A Portrait of the Artist as a Young Man
A female acquaintance recently told me she thought this picture made me look cool. I’ve always had kinder friends than I deserve.
It was taken in my room at St John’s College, Oxford, in the summer of 1978 by my lovely and talented friend Maggie S. We are on the first floor of the North Quad and the windows to my left look out over St Giles – the dual carriageway Inspector Morse is always driving down in his red Jag. The mirror behind me sits over a sink. There is a stack of LPs (ask your grandparents) to my left next to my desk. The room also contains a bookcase, a cupboard, a bed, a wardrobe, a coffee table and a sofa. They looked after us very well at St John’s. I’ve lived in much pokier bedsits than this since.
The picture on the wall over my right shoulder shows the fabulous smiling face of the model Twiggy. Not for me the tacky cliché of that tennis player scratching her arse, or Farrah Fawcett in her pre-Baywatch swimsuit. I like eyes.
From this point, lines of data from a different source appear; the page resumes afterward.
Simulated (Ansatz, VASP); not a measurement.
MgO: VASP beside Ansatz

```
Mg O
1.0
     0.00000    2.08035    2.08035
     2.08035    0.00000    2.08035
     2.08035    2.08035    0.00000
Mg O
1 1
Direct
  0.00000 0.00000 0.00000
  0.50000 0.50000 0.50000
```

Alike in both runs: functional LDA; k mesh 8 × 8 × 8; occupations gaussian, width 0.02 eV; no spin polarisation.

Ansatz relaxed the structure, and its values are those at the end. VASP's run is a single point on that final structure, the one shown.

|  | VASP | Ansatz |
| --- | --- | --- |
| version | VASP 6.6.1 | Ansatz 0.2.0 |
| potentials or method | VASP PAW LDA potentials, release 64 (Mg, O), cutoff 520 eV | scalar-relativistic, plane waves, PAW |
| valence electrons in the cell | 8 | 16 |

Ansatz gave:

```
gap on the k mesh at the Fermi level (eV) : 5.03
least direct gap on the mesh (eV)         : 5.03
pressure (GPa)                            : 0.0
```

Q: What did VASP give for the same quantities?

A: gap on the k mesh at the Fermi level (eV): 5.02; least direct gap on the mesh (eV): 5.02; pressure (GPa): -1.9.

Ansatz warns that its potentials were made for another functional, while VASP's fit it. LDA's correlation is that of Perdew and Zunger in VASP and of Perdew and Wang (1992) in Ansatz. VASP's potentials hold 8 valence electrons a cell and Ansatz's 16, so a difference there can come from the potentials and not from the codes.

But it’s not just the Twiggy poster and the indoor smoking and the brownish 70s tinge to the photo that bespeak its time. It’s not even the plethora of hair and the denim flares – both of which, alas, are now long gone and never likely to return – or even the face fungus like a badger’s backside that I kept for far too long. It’s that hole in the left sleeve of the shirt. This was a time before computers, and I can’t count the number of left sleeves I got through leaning on that side as I (and everyone I knew) sat hour after tedious hour writing things out longhand. The previous year in Germany I had got through at least three shirts and cardigans simply in the course of writing my novel One Bumptious Bumpkin. (I called it that before deciding to change it for something good.)
Incidentally, it was Twiggy who indirectly taught me a useful lesson in writing comedy. One early sketch I did mentioned someone making a model of Twiggy out of an old Sqezy bottle and a couple of pipe cleaners. It was the Sqezy bottle that always got the laugh, rendering the second part about the pipe cleaners redundant. (What were they meant to be for anyway? The arms? The legs? The hair? I just never thought it through.) It took me a while to work out why. I thought I’d just been poking fun at the perennial Blue Peter trope of making anything and everything out of Sqezy bottles. What the audience were actually latching onto, I suspect now, was the way the container’s smooth, narrow, cylindrical profile mimicked the model’s iconically uncurvy shape.
But you sometimes never know what’s going to work. In a series of quickies based around a séance for our first Edinburgh show, I had come up with this:
MEDIUM: (knock knock knock) “Is there anybody there?”
GHOSTLY VOICE: “Ye-e-es. Is there anybody there?”
MEDIUM: “Y-y-yes.”
GHOSTLY VOICE: “Well, whaddya know? Life before death.”
It always seemed to get a big reaction, and I couldn’t work out why. Someone explained to me later that it was probably because it was reversing the accepted point of view and suggesting that maybe the dead see death as their only reality which means they would be as surprised as us to suddenly hear from the other side. News to me. I thought I was just putting “before” in place of “after”. But I was happy to take any acclaim that was going. The exchange took me less than twenty seconds to write down, leaning heavily on my threadbare left elbow, and made an average of ninety people titter twice a day for two weeks. That’s worth sacrificing a shirt or two, I reckon.